The role of the initial surface density profiles of the disc on giant planet formation: comparing with observations

TL;DR

This study uses a semi-analytical model to investigate how initial surface density profiles of protoplanetary discs influence giant planet formation, aligning results with observed exoplanet populations and Solar System giants.

Contribution

It introduces a comprehensive model exploring various initial disc profiles and migration regimes, highlighting the impact of a softer surface density profile on planet formation outcomes.

Findings

Observed exoplanet populations are best reproduced with a surface density profile exponent of -1.

Different initial disc conditions significantly affect planetary system architectures.

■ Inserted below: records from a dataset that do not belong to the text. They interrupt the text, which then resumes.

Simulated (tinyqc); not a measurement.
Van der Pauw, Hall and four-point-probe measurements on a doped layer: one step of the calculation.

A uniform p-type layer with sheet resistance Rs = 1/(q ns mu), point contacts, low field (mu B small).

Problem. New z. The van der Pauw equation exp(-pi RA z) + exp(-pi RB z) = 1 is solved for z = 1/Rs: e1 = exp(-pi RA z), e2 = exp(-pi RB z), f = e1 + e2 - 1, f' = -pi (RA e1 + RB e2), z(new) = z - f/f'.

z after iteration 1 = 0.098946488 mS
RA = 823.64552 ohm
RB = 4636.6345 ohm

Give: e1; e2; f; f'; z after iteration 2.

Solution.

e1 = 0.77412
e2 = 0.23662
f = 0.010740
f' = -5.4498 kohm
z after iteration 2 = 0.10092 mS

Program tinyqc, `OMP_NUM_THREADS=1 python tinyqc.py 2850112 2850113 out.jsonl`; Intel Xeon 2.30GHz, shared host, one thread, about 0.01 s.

Migration regimes play a crucial role in matching observed planetary distributions.

Abstract

In order to explain the main characteristics of the observed population of extrasolar planets and the giant planets in the Solar System, we need to get a clear understanding of which are the initial conditions that allowed their formation. To this end we develop a semi-analytical model for computing planetary systems formation based on the core instability model for the gas accretion of the embryos and the oligarchic growth regime for the accretion of the solid cores. With this model we explore not only different initial discs profiles motivated by similarity solutions for viscous accretion discs, but we also consider different initial conditions to generate a variety of planetary systems assuming a large range of discs masses and sizes according to the last results in protoplanetary discs observations. We form a large population of planetary systems in order to explore the effects in the formation of assuming different discs and also the effects of type I and II regimes of planetary migration, which were found to play fundamental role in reproducing the distribution of observed exoplanets. Our results show that the observed population of exoplanets and the giant planets in the Solar System are well represented when considering a surface density profile with a power law in the inner part characterized by an exponent of -1, which represents a softer profile when compared with the case most similar to the MMSN model case.